New Jersey Lawmakers Back Jet-Fuel Tax Hike to Pay for Train Service
(Bloomberg) -- New Jersey lawmakers gave preliminary approval to a jet-fuel tax that would force United Continental Holdings Inc. and other airlines to pay for expanded passenger rail at Newark Liberty International Airport.
Airlines are exempt from the state’s gross-receipts tax on petroleum products, with the exception of the fuel used during taxiing and take-off. A bill approved by the Senate budget committee would change that by taxing all the fuel used at Newark. The proceeds would pay for a train service operated by the Port Authority of New York and New Jersey.
An earlier version of the bill affected only Chicago-based United, with 14.6 million passengers boarding at Newark annually, according to its website. The amended version dropped an 8 million passenger minimum, exposing the rest of the carriers to the potential higher costs.

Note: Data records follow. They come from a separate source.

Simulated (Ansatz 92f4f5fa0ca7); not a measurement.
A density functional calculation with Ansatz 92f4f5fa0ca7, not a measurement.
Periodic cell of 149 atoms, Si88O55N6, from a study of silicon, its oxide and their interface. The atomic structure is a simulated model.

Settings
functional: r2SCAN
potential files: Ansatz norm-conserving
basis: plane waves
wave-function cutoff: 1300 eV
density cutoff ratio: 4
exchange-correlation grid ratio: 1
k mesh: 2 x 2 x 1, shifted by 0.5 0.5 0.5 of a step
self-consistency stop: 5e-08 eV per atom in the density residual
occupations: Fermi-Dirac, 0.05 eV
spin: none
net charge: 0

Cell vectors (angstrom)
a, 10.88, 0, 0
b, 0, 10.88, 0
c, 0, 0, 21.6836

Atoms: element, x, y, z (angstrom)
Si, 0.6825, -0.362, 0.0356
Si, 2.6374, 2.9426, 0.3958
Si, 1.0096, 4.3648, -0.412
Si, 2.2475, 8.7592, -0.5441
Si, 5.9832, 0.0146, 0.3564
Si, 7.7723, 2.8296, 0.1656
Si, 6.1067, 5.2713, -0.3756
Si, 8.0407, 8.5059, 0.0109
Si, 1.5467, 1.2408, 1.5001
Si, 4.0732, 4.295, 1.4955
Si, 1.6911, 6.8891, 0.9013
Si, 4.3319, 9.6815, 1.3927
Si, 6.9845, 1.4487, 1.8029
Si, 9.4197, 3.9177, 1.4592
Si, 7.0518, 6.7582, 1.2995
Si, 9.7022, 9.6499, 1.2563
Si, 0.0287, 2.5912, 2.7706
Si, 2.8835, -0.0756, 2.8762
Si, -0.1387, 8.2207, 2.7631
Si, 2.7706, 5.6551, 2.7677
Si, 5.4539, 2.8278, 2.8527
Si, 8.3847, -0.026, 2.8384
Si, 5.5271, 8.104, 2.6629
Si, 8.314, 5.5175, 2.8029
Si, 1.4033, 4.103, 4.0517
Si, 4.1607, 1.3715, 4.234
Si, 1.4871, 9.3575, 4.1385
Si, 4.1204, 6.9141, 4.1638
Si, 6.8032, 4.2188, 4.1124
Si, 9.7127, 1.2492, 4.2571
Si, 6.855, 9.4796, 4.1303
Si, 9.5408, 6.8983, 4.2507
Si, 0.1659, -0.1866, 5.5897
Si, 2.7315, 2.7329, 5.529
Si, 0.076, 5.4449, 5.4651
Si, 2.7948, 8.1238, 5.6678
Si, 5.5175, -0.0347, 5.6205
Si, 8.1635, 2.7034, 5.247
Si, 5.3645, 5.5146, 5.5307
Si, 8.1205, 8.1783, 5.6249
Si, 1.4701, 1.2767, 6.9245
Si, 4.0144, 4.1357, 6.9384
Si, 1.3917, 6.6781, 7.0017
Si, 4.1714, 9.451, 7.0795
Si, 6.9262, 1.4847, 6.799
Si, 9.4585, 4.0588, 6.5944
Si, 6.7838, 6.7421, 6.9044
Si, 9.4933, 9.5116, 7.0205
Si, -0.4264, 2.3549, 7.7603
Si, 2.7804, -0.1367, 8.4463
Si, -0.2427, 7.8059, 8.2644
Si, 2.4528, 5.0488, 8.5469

The bill must be passed by the legislature and signed by the governor to become law. New Jersey’s Democratic-controlled legislature in June approved a $37.4 billion budget that raised or placed new taxes on corporations, those with incomes exceeding $5 million and companies that provide car-sharing services and liquid nicotine. Governor Phil Murphy, a Democrat who took office in January, signed the budget.